The media have reported that the Chinese Nationalist Party (KMT) intends to sell all its media businesses as a single package for about NT$8 billion.
These media businesses include Chinese Television Company, Ltd (CTV), Broadcasting Corporation of China, the Central Daily News and the Central Motion Pictures Corporation.
Private enterprises such as Eastern Multimedia Corp and Chinatrust Group have shown their interest in the deal.
As a media reform group, Campaign for Media Reform is strongly disappointed with the KMT's handling of its party-run media businesses.
The campaign believes that the KMT's ownership of media businesses is actually the product of particular historical conditions.
Some were directly taken over from the Japanese colonial government and are the property of the Taiwanese people, while others received their operating permits through special channels under the party-state system of the past.

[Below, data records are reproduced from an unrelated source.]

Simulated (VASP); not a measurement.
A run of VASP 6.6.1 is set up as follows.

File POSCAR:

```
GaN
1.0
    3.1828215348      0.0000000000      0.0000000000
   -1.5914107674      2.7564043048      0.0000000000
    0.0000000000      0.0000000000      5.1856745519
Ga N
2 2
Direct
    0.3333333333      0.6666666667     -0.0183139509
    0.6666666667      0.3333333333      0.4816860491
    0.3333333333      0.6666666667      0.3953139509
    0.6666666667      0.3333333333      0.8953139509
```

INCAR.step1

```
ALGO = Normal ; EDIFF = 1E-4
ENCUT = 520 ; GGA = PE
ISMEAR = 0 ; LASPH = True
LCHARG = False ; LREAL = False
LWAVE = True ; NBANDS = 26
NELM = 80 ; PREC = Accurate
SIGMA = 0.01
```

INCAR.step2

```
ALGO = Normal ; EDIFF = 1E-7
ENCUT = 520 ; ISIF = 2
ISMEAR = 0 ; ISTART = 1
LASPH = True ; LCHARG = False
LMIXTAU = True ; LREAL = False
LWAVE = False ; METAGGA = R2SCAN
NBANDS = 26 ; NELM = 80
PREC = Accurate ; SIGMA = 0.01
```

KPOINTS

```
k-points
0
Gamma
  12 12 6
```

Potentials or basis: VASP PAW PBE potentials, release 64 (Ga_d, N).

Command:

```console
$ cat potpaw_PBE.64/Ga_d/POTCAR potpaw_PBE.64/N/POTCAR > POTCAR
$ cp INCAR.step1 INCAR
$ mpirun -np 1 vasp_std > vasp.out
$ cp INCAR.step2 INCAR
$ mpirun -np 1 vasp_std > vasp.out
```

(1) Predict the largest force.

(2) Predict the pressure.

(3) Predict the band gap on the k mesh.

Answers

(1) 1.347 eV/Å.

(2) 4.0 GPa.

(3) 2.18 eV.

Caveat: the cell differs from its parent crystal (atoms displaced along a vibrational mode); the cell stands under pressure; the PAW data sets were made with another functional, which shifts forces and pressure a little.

From the perspective of reason and law, it's inappropriate for the KMT to sell its media businesses to private enterprises for profit, as if the party is dealing with its own assets.
This campaign expects the KMT to abandon assets it gained unjustly under its authoritarian rule, demonstrate an ambition to reform and return these assets to the people for public services.
The excessive commercialization of Taiwan's media environment has led to public discontent with the media's performance.
If the KMT sells its media businesses to private enterprises, it will certainly worsen the media environment, leaving a negative impression that there is only money in the eyes of the KMT.
If the KMT can transfer its media businesses to public welfare groups in an appropriate way for the sake of public services, not only would this better satisfy the public and improve the media environment, it would also show that the KMT was responsible enough to rule the nation and that it could do so with long-term vision.
Hence, this campaign makes the following three appeals:
First, the KMT should immediately stop planning to sell its media businesses to private enterprises.
The KMT should also plan to return these media to the people, turning them into organizations for public services, so as to demonstrate its broad vision and governmental competence.
Second, the ruling and opposition camps should negotiate a law regarding inappropriately obtained party assets as soon as possible.
This law would be taken as the legal tool for the handling of the KMT's media busi-nesses.
The Democratic Progressive Party should take the initiative to come up with policies that would give the proposed "public media group" a priority option to take over these media.
Third, if the KMT really does not care about public opinion, reality and historical justice, and insists on selling its media businesses, agencies such as the Government Information Office and the Ministry of Transportation and Communications should not approve the sale.
Moreover, they should order the KMT to deal with these media in accordance with public interests.
In particular, the wireless broadcast band used by CTV, one of Taiwan's four terrestrial television stations, must not be sold or transferred in any form to private enterprises.
The Campaign for Media Reform is a local media monitoring group.